Thursday, 21 January 2010

Back with a vengeance!

Well, well, well blog fans it's been too long!

This is my first post in a long time and in the spirit of a new year I am freshening up the blog and dropping the "Now Let Me Tell You This" from each post. For those of you that know me you will be more than aware that I am fond of coining my own catchphrases but I feel that if I ever aspire to be a sucessful writer, in any capacity, I must do away with the gimmicks and let the excellent writing do the talking. Yes, that's right it may be a new year but I'm not dropping the arrogance!

As this is my first blog in a while forgive me if I'm rusty. I have attempted to apply WD40 to all those hard to reach areas so hopefully it won't be too bad.

I must start by giving a few shout outs. As I wrote that I realised how ridiculous it sounded. As a rule I tend to try and not write as if I'm Dave Lee Travis but rules are made to be broken. For those of you that don't know who DLT is just replace his name with Chris Moyles. And for any of you that try to draw parallels between me and Moyles remember that although we may both be fat I am actually funny and have charisma.

First I must mention my ample breasted friend Rosie. I stupidly neglected to mention her and the integral part she played in the fantastic weekend that was mentioned in the 'Escape To Victory' post. Her tremendous top heavy cuddles really do know how to put a smile on my face. She is a gem. A real poppet. She asked me not to mention that she struggles to hold down a relationship or keep a man so I will stop now before I do.

Next up are my flat mates. JLP aka The Chelper, Paul 'The Womanizer' Wilford and Bamber. They are all good eggs. In JLP's case I fear that one day she may actually turn in to an egg with the amount of boiled ones she eats.

Wilford is renowed for never waking up before 2pm and his uncanny impressions. He truly is the only man I know that can make a Hungarian who speaks with an American accent sound like a 60 year old Jamaican woman.

Bamber has a big fluffy head and when he is tired he looks Chinese. The only thing he can 'cook' is microwave meals in a microwave that doesn't rotate. This means that not only are the meals he eats full of preservatives they are also only hot one side.

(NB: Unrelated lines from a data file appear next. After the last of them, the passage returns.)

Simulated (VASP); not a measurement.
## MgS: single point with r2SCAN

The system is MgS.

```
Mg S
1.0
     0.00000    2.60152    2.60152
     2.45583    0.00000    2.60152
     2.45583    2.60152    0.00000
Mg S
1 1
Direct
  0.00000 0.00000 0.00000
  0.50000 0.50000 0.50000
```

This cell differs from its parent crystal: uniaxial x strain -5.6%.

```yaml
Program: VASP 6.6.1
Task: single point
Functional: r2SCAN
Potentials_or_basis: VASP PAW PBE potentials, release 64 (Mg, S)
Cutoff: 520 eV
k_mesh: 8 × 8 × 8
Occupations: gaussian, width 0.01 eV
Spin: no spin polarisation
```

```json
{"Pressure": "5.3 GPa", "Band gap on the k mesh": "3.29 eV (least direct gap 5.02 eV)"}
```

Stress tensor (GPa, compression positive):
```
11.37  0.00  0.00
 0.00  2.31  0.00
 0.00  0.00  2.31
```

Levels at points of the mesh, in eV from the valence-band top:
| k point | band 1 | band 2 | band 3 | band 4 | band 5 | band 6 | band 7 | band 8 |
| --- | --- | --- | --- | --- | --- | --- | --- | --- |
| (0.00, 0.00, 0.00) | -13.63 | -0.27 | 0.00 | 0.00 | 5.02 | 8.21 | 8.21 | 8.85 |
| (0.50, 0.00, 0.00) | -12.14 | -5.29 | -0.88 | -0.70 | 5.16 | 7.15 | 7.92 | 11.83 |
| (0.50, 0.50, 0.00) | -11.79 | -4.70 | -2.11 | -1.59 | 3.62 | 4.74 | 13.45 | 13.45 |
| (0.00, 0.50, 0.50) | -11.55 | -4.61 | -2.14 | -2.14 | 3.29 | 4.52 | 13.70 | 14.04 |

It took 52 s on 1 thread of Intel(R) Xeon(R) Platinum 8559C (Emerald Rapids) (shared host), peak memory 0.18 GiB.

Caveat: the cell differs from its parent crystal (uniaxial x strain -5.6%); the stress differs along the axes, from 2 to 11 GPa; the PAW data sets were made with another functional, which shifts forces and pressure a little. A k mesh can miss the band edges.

Me and JLP have a complex relationship. It can only be likened to the relationship between James Bond and Ms Moneypenny. She is Bond's subordinate. There is smoldering sexual tension between them. Bond will never sleep with her because he is far too good for her. Moneypenny often makes a mean cup of tea for Bond. Ok, maybe the last bit was stretching the truth a little, JLP's teas are only average.

I have to be honest, at this point I really am struggling for blog material. I have written and deleted this next line about 5 times. Lots of things have happened recently but nothing inspirational enough to write about, not even the Fully Loaded meal I devoured on Saturday 17th January.

As a future journalist I need to start doing more work outside of my study. I should be finding original news stories. Investigating and writing these stories. I should basically be writing all the time but at the moment I am really struggling.

For this blog I could easily recall a story from my chequered past to amuse and entertain but I'm just not feeling in the story telling mood. I want to give you real time action blog fans, yet the only action I can speak of at the moment is the garlic chicken kiev's I just ate repeating on me.

I guess what I'm trying to say is that life is boring at the moment. There was a time in life where I only felt secure when I was stuck in a mundane routine. Where risk was totally eradicated from my life but I have changed. I want to take more risks. I want to break from the norm. I want inspiration. It's time for me to embark on an adventure. A dangerous journey of self discovery. It's time for me to explore Luton!